I am given the following function:
$$f: D \rightarrow \mathbb{R} \hspace{2cm} f(x) = \ln \bigg (1 + \sqrt{|x|} -x \bigg )$$
where $D$ is the maximum domain of the function. I have to find the number of local extrema points of this function. What I did was to first make the function look a little cleaner by getting rid of the absolute value:
$$ f(x) = \left\{ \begin{array}{ll} \ln(1 + \sqrt{x} - x) & \quad x \ge 0 \\ \ln(1 + \sqrt{-x}-x) & \quad x < 0 \end{array} \right. $$
I know that we have local extrema points where the derivative of the function is $0$ while the derivative approaching that point from right and left has opposite signs.
We can also have a local extremum in a point where the derivative does not exist (an example being the function $h(x) = |x|$). So naturally I found the derivative of the function:
$$ f'(x) = \left\{ \begin{array}{ll} \ \dfrac{1-2\sqrt{x}}{2\sqrt{x}(1+\sqrt{x}-x)} & \quad x > 0 \\ \\ \dfrac{1-2\sqrt{-x}}{2\sqrt{-x}(1+\sqrt{-x}-x)} & \quad x < 0 \end{array} \right. $$
But I got stuck here. I don't know how to continue. What bothers me is that I do not know the domain $D$ and I don't know how can I find it. If I try to find the values of $x$ for which
$$f'(x)=0$$
I get $x_0= \dfrac{1}{4}$ and $x_1 = -\dfrac{1}{4}$, but if I look at the graph of the function:
I can see that we don't have a local extremum point at $x_1 = -\dfrac{1}{4}$, even thought we do have a local extremum point at $x_0 = \dfrac{1}{4}$. By looking at the graph I also see that we have an extremum point at $x = 0$. I'm guessing that is because of the denominator of the derivative makes it such that the derivative is not defined at $x=0$, so we have an extremum point, but shouldn't we also take into consideration the values of $x$ for which the other term in the denominator of the derivative, $(1+\sqrt{\pm x} - x)$ is not defined? And how would we handle that? And how would I find that we have a local extremum point at $x=0$ analytically, without looking at the graph of the function? Also, isn't that point of the graph that is close to $y=-35$ also a local extremum point?
TL;DR: How can I find all the local extremum points of the given function without looking at the graph? The correct answer is $2$ (according to my textbook).
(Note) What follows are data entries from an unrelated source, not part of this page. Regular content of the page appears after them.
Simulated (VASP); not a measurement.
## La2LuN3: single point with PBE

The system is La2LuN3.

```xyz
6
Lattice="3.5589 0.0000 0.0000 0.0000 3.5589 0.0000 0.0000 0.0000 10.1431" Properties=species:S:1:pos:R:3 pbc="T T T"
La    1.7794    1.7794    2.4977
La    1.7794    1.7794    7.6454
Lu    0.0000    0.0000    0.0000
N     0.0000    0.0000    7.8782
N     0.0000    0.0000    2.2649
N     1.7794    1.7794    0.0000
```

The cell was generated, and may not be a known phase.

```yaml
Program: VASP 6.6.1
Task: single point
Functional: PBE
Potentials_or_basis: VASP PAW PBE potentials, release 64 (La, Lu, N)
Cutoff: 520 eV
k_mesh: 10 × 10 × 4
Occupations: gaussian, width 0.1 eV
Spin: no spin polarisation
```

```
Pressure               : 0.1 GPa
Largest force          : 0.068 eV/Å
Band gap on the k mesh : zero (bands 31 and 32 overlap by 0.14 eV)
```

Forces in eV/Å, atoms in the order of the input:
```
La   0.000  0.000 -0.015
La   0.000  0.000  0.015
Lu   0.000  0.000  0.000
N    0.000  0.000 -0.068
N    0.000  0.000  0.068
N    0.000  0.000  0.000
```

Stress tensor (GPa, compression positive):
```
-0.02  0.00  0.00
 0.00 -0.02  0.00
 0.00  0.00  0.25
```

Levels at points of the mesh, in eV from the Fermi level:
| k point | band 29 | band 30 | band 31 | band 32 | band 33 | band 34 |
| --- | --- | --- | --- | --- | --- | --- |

For a fraction to be zero, the numerator must be zero (with one caveat, discussed at the end of this paragraph). So you want to solve $$ 1 - 2 \sqrt{x} = 0 \text{,} $$ restricted to $x > 0$ and check each solution to see if it also makes the denominator zero. (If it does also make the denominator zero, take a limit approaching that potential solution to see what is really happening.)
This says $\sqrt{x} = 1/2$, so $x = 1/4$. Putting that in the denominator, $2 \sqrt{1/4}(1+\sqrt{1/4} - 1/4) = 5/4$, so we do not need to take a limit. Notice that for $0<x<1$, the denominator of $f'$ is positive, so we need only check the sign of the numerator to the left and right of $1/4$ in $(0,1)$. Let's check the signs of the numerators of $f'(1/16)$ and $f'(1/2)$ : $1 - 2/4$ is positive and $1 - 2/\sqrt{2}$ is negative, so we found a local maximum.
Perform a similar procedure on the $x < 0$ half and find no local extrema on that half.
But you have missed something. What is $f'(0)$ (Is it even defined?) and does $f'$ change signs while crossing $x = 0$?